Search code examples
amazon-s3mapreducehdfsbigdataemr

How map-reduce works on HDFS vs S3?


I have been trying to understand how different a map-reduce job is executed on HDFS vs S3. Can someone please address my questions:

Typically HDFS clusters are not only storage oriented, but also contain horsepower to execute MR jobs; and that is why the jobs are mapped on several data nodes and reduced on few. To be exact, the mapping (filter etc) is done on data locally, whereas the reducing (aggregation) is done on common node.

Does this approach work as it is on S3? As far as I understand, S3 is just a data store. Does hadoop has to COPY WHOLE data from S3 and then run Map (filter) and reduce (aggregation) locally? or it follows exactly same approach as HDFS. If the former case is true, running jobs on S3 could be slower than running jobs on HDFS (due to copying overhead).

Please share your thoughts.


Solution

  • Performance of S3 is slower than HDFS, but it provides other features like bucket versioning and elasticity and other data recovery schemes(Netflix uses a Hadoop cluster using S3).

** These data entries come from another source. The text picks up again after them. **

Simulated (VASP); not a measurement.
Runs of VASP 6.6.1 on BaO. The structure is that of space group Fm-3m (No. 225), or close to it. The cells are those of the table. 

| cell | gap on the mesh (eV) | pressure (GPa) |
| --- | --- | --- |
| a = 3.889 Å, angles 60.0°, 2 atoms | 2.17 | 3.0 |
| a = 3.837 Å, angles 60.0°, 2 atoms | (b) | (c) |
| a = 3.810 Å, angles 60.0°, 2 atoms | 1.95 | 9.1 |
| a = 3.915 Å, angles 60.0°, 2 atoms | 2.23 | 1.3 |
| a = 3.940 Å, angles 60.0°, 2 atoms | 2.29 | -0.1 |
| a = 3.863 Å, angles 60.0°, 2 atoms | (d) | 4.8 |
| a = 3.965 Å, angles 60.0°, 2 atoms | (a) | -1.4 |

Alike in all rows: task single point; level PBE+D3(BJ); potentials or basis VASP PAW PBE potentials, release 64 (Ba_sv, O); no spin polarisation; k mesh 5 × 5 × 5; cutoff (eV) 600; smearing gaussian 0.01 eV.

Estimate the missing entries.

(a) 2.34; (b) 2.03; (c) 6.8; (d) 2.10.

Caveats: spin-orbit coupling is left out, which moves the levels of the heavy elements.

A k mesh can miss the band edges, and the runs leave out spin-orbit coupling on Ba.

    Theoretically, before the split computation, the sizes of input files need to be determined, so hadoop itself has an filesystem implementation on top of S3 which allows higher layers to be agnostic of the source of the data. Map-Reduce calls the generic file listing API against each input directory to get the size of all files in the directory.

    Amazons EMR have a special version of the S3 File System that can stream data directly to S3 instead of buffering to intermediate local files this can make it faster on EMR.